In answer to the Day 11 Question “Are You The Black Friend?’”

Being part of the first post-civil rights generation, and growing up in a middle-class environment built by parents who took every advantage they could for their kids (integrated schools, etc.), meant I was largely programmed for Black Friend status from a young age. It was our generation’s duty to increase understanding between races and bring about greater world peace (insert “Kumbaya” track here) by showing how, even though we’re different, we’re still the same. We were the ones who had to show whites that we’re all human beings together.

This reflects something I read in an article recently with regards to the recent Jan Brewer finger-pointing situation: Often the burden of achieving racial harmony is placed solely on the backs of people of color. Here’s the thing though: It’s one thing when you’re FIVE and your white peers are asking questions. It’s another thing when you’re FORTY-FIVE and they’re asking the same damn questions.

Sure, black folks are part of the mainstream in a way they never were before. We’re on TV, everybody speaks some form of hip-hop slang, there’s even a black family in the White House. But when it comes to real (and really basic) shit about black people’s bodies, lives, and personal histories, I find that most white people, even those who claim to have lots of education and a liberal mindset, are all but encouraged to remain completely ignorant. In that respect I wonder how much has actually changed in 40 years and whether my efforts were really worth anything in a society that still insists on viewing people like me (and the Obamas, and I suspect many blacks who’ve responded on this site so far) as exceptions to the rule, the rule being that blacks are and always will be different, separate, never the same. NOT American like whites, NOT human like whites.

Needless to say, I have had to deal with a lot of anger and bitterness regarding this.

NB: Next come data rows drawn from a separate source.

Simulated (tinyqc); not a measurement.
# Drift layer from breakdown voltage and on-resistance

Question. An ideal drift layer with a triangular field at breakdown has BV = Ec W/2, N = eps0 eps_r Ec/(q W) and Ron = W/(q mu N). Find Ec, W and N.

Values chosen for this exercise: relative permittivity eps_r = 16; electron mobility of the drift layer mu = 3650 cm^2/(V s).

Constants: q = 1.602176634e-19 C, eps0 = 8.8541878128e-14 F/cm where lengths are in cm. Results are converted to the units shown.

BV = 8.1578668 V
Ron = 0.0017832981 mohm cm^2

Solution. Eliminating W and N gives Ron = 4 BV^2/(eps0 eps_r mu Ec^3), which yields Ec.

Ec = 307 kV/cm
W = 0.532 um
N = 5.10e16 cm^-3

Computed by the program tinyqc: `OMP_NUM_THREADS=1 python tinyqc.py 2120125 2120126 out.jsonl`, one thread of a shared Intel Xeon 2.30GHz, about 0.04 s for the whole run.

Within a few weeks of my returning to school (which is in a very white state, and the program I was in was about 96% white), I made a conscious decision not to be The Black Friend, at least not in the way I was for most of my life prior. This has cost me both socially and professionally. Paraphrasing from that article again: When people of color decide they don’t exist to serve whites, whites feel it. I have been known to post links to Derailing for Dummies and Tim Wise’s site: Read this, get up to speed, and then get back to me, okay?